Mozilla announced today that it has partnered with mobile network operator Telefónica to deliver a complete mobile operating system built around standards-based web technologies. They plan to bring the platform to market later this year on a prototype device that they are developing in collaboration with Qualcomm.
The new operating system, which is called the Open Web Devices (OWD) platform, is based on Mozilla’s Boot2Gecko project. Mozilla launched B2G last year with the aim of building a Linux-based mobile computing environment with an application stack that runs entirely in Gecko, the HTML rendering engine that is used in the Firefox web browser.
According to a statement from Mozilla, Telefónica was already evaluating the feasibility of creating its own web-centric mobile platform when the B2G project was first announced. Telefónica subsequently decided to bring its ideas to B2G and join Mozilla in a cooperative development effort.

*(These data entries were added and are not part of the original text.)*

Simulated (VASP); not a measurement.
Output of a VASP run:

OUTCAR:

Their initial target is to produce devices with smartphone-like capabilities that can be built inexpensively and sold at the price of a common feature phone. Telefónica believes that the unique advantages of a platform built around web technologies will potentially reduce development and production costs, enabling the company to make devices that are a good fit for regions where smartphones have historically been too expensive for widespread adoption.
“From our experience in Latin America we know that a huge part of the market is not being catered for by current smartphones,” said Telefónica Digital product development director Carlos Domingo in a statement. “With new open web devices we will be able to offer a smartphone experience at the right price point for these customers.”
Mozilla has been working with the W3C to turn its new APIs into open standards with the hope that the technology will be embraced by other browser vendors. In today’s announcement, Mozilla revealed that it plans to take this effort one step further by turning the whole OWD platform into an open standard.
“Because of this initiative’s commitment to openness, this reference implementation will be submitted for standardization to W3C,” Mozilla told us in an e-mail. “The objective is that there are no proprietary APIs within the device architecture, making phones developed using it the only truly open devices on the market.”
The initial OWD prototype device will be built around a Qualcomm chipset, but the exact specifications have not yet been disclosed. In light of the focus on low cost, it’s likely that the specs will be modest. Mozilla contends that OWD is lighter than some other mobile platforms because its simple HTML-on-Linux architecture eliminates the need for a lot of the intermediate layers that would otherwise be necessary.
It does seems clear, however, that the extensive use of HTML will help accelerate OWD development and vastly simplify the sort of customizations that mobile network operators typically make. Mozilla was able to get its B2G home screen interface up and running very quickly due to the strengths of HTML as an environment for creating interactive user experiences.
Another question that is left unanswered is which handset manufacturer will actually build the launch device for Telefónica. A number of rumors that have circulated over the past few days suggest that LG will be involved in building the first handset based on the B2G project. It’s possible that LG is involved, but that hasn’t been confirmed yet.